Soviet engineers experimented with dogs on a number of orbital and sub-orbital flights, to determine the feasibility of human space flight. The Soviet Union launched missions with positions for at least 57 dogs in the fifties and early sixties, though the actual number is smaller. Some flew more than once.

Most survived. As with the early US program, those who did not often died as the result of equipment malfunction. The first animal to be sent into orbit, was a different story.
Three dogs were plucked from the streets of Moscow and trained for the purpose. “Laika” was an 11lb mutt, possibly a terrier-husky cross. In Russian, the word means “Barker”. Laika was chosen due to her small size and calm disposition. One scientist wrote, “Laika was quiet and charming.”
First, were the long periods of close confinement, meant to replicate the tiny cabin of Sputnik 2. Then came the centrifuge, the highly nutritional but thoroughly unappetizing gel she was meant to eat in space, and then the probes and electrodes that monitored her vital signs.

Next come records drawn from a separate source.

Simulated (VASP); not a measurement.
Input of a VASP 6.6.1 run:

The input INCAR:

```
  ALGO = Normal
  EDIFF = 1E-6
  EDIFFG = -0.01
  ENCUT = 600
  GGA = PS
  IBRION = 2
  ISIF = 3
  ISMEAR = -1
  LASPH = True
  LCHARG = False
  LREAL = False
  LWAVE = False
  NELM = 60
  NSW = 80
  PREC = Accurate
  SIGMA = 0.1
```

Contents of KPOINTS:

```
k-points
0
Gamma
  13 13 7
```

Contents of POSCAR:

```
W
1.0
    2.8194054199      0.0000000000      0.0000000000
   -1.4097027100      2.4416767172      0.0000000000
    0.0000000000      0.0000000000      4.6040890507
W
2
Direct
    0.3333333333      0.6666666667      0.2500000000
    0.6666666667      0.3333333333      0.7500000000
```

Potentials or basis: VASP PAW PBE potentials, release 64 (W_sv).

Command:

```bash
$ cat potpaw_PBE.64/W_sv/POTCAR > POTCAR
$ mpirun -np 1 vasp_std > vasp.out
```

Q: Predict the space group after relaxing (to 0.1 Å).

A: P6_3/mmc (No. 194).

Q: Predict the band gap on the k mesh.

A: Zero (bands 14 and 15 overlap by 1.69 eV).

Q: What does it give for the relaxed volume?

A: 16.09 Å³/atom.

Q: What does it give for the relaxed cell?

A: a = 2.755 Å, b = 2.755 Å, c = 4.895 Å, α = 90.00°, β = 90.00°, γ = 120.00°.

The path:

The day before the launch sequence, Vladimir Yazdovsky took her home to play with his kids. “I wanted to do something nice for her,” he explained. “She had so little time left to live.”
Laika was placed inside the capsule for three days, tightly harnessed in a way that only allowed her to stand, sit and lie down. Finally, it was November 3, 1957. Launch day. One of the technicians “kissed her nose and wished her bon voyage, knowing that she would not survive the flight”.
Sensors showed her heart rate to be 103 beats/minute at time of launch, spiking to 240 during acceleration. She ate some of her food in the early stages, but remained stressed and agitated. The thermal control system malfunctioned shortly into the flight, the temperature inside the capsule rising to 104°, Fahrenheit. Five to seven hours into the flight, there were no further signs of life.
There were official hints about Laika parachuting safely to earth, and then tales of a painless and humane, euthanasia. Soviet propaganda portrayed “the first traveler in the cosmos”, heroic images printed on posters, stamps and matchbook covers. Soviet authorities concealed Laika’s true cause of death and how long it took her to die. That information would not be divulged , until 2002.
In the beginning, the US News media focused on the politics of the launch. It was all about the “Space Race”, and the Soviet Union running up the score. First had been the unoccupied Sputnik 1, now Sputnik 2 had put the first living creature into space. The more smartass specimens among the American media, called the launch “Muttnik”.
Sputnik 2 became controversial, as animal lovers began to question the ethics of sending a dog to certain death in space. In the UK, the Royal Society for the Prevention of Cruelty to Animals received protests before Radio Moscow was finished with their launch broadcast. The National Canine Defense League called on dog owners to observe a minute’s silence.
Protesters gathered with their dogs in front of the UN building, to express their outrage. In the Soviet Union, political dissent was squelched, as always. Of all Soviet bloc nations, it was probably Poland who went farthest out on that limb, when the scientific periodical Kto, Kiedy, Dlaczego (“Who, When, Why”), reported Laika’s death as “regrettable”. “Undoubtedly a great loss for science”.
Sputnik 2 and its passenger left the vacuum of space on April 14, 1958, burning up in the outer atmosphere.
It was not until 1998 and the collapse of the Soviet tower of lies, that Oleg Gazenko, one of the scientists who had trained the dog, was free to speak his mind. “Work with animals is a source of suffering to all of us”, he said, “We treat them like babies who cannot speak. The more time passes, the more I’m sorry about it. We shouldn’t have done it…We did not learn enough from this mission to justify the death of the dog”.
Afterward
As a dog lover, I feel the need to add a more upbeat postscript, to this thoroughly depressing story.
“Belka” and “Strelka” spent a day in space aboard Sputnik 5 on August 19, 1960, and returned safely to Earth. The first Earth-born creatures to go into orbit and return alive.
Strelka later gave birth to six puppies, fathered by “Pushok”, a dog who’d participated in

ground-based space experiments, but never flew. Nikita Khrushchev gave “Pushinka”, one of the puppies, to President John F. Kennedy in 1961.
Pushinka and a Kennedy dog named “Charlie” conducted their own Cold War rapprochement, resulting in four puppies. Pups that JFK jokingly referred to as “pupniks”. Pushinka’s descendants are still living, to this day.